[Cvsnt] Kerberos: gserver and SSPI
Francis Irving
francis.irving at creaturelabs.com
Fri Apr 12 11:02:45 BST 2002
Thanks for the detailed reply Brian. I do have a few more questions
still.
- SSPI first tries to use Kerberos, otherwise it uses NTLM. Am I
right that this is Windows doing this? If later on Microsoft add some
other security protocols, it would automatically use those, if the
SSPI API does?
- Is there a user-level term for "SSPI"? That seems to be more than
API that you use to talk to Windows. Just describing it as "Windows
authentication (:sspi:)" might be reasonable.

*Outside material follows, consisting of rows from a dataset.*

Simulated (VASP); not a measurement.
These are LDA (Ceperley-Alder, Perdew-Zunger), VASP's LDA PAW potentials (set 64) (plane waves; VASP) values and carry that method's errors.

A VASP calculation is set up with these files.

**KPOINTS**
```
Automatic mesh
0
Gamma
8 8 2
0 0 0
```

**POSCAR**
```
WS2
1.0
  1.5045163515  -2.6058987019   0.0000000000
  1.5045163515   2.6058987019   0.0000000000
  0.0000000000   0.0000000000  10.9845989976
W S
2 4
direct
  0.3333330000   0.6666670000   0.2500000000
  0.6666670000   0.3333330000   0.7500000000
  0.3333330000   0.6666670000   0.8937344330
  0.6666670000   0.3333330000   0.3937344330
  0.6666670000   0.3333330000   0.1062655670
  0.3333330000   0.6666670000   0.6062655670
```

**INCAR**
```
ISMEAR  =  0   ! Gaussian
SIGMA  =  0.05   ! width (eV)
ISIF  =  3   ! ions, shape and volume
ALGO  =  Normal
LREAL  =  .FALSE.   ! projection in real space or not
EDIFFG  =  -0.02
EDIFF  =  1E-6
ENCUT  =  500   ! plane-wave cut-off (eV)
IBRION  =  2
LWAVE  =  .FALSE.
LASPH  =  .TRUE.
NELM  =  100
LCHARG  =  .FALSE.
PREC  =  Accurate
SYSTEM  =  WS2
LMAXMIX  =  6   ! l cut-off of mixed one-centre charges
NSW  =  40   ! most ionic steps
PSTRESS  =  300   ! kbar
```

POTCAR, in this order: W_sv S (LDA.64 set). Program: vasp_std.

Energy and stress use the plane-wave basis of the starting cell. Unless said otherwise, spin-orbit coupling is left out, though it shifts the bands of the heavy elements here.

- How does SSPI relate to :ntserver:? Which is more secure, is
ntserver being deprecated?
- Can SSPI connect to a Unix CVS server? (With Samba?)
Thanks for all your help,
Francis (still getting his head round this to work out how to describe
them in the user interface ;)
On Thu, 11 Apr 2002 12:13:21 -0500, Brian Smith
<brian-l-smith at uiowa.edu> wrote:
>:gserver: works with:
> Windows 2000/XP
> Linux
> Sun Solaris
> [probably any other unix including Mac OS X]
>
>:sspi: works with:
> Windows 98/NT4/2000/XP
>
>Both SSPI and Kerberos support encryption and message authentication.
>Both SSPI and Kerberos use domain (realm) credentials to authenticate
>users. Both SSPI and Kerberos support the server settings that require
>the user to use encryption and/or message digests.
>
>:gserver: always uses Kerberos (CVS can be patched to work with an
>GSSAPI implementation but currently the code assumes that the GSSAPI
>implementation is Kerberos). That is why it is cross-platform compatible
>but doesn't work with Windows 95/98/NT.
>
>:gserver: always uses the credentials of the currently logged on user on
>the client (i.e. your domain credentials). You can use the Windows
>2000/XP "runas" command to use CVS :gserver: with other credentials
>(untested).
>
>:gserver: has two implementations: one uses the MIT Kerberos
>distribution and the default implementation uses the Windows 2000/XP
>Kerberos SSP.
>
>SSPI will use Kerberos if both the client and the server support it
>(i.e. Client is Windows 2000/XP and Server is Windows 2000/XP).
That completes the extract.